St. Thomas Evangelical Lutheran Church

3800 East Third Street

Bloomington, Indiana 47401

(812) 332-5252


Sermon for the Seventh Sunday After Pentecost — Sts. Peter and Paul (June 29, 2008)

Liturgical Color: Red

Reverend Doctor Lyle E. McKee


Dwelling Places for God

Grace to you and peace from our loving God, and from our Lord and Savior Jesus Christ. Amen.

"Do you not know that you are God's temple and that God's Spirit dwells in you?"

I wonder, if Paul were here today, whether he would be any less concerned about our awareness of who we are than he was about the troubled people to whom he wrote long ago. Would he think that we, here in Bloomington, are any more aware of our being God's temples than were those contentious Christians who made up the congregation in Corinth?

"Do you not know that you are God's temple and that God's Spirit dwells in you?"

I think we don't really hear what these words are saying. "You are God's temple." You are the dwelling place of the Spirit of God. God lives within the confines of your flesh. God is in you—not only with you (Emmanuel) or beside us (a Friend), but enfleshed within the substance of our identity.

There is something shocking in these powerful words. They are strikingly counter-intuitive. God living in me! But I'm so fraught with problems and ups and downs and malevolence and an unforgiving spirit. How could God be living in me?

Yes, we know from our yearly observance of the Day of Pentecost that God's Holy Spirit has come to the Church and that this Spirit dwells within each and every one of us. But I don't think we really grasp what that means. We don't get it. We don't embrace the truth and reality of this great gift to us.

The evidence of our denial is clear. It too comes from God's Word:

"If anyone destroys God's temple, God will destroy that person."

Aren't we often going about the business of destroying God's temple? I probably don't even need to enumerate the ways—they're so familiar to us. We overeat. We drink too much. We put all kinds of poisons into our bodies—addictive drugs and tobacco. We drive too fast. We fail to exercise. You might add your own to this beginning list.

And these self-destructive acts in which we engage provide ample witness to our failure to take God's Word to heart.

"Do you not know that you are God's temple and that God's Spirit dwells in you? If anyone destroys God's temple, God will destroy that person."

Our self-destruction is evidence of our faithlessness.

But the Word remains for us.

"For God's temple is holy, and you are that temple."

You are holy, as holy as this blessedly beautiful sanctuary. For you too are a place where God dwells. You are a temple—a dwelling place of God.

We are holy temples, where "the Spirit enlivens this living house where the treasure of God's wisdom is the crucified Christ." The Bread of Life is alive in us.

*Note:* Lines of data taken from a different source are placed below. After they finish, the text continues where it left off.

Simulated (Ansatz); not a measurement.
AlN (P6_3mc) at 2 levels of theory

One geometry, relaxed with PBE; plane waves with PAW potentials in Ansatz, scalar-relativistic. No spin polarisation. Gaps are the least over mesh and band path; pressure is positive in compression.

As I considered this sermon, I thought for a long time about how it is that we know that we are God's temples—that God dwells in us. There is, as you might guess, no easy answer to that question. I considered the idea of conscience. You know—the argument that since we have a conscience, an internal mechanism that seems to remind us of the right thing to do, God must be inside of us. Conscience, some would say, is the name we give to that internal presence that gives us good advice and leads us in the right direction.

But I don't buy that totally. God's presence has far more complexity than that of some guardian of correct behavior. God's presence also motivates, inspires, comforts, leads, challenges, exhorts, calls, gathers, enlightens, sanctifies, and keeps. God's Spirit within takes as many shapes as the needs of our days.

Certainly, there is evidence of God's presence as we experience those matters which seem to arise from a power that is not our own. Still, these experiences are so subjective—so much a matter of individual living and interpretation—that they are just as easily passed off as an instinctual will to live or to survive as they are a sign of God.

In the end, I believe that this is one of those truths of holy scripture that we are simply asked to take on faith. Of course, we aren't left solely to our selves in coming to this understanding. Scripture, in fact, takes great pains to help us to see.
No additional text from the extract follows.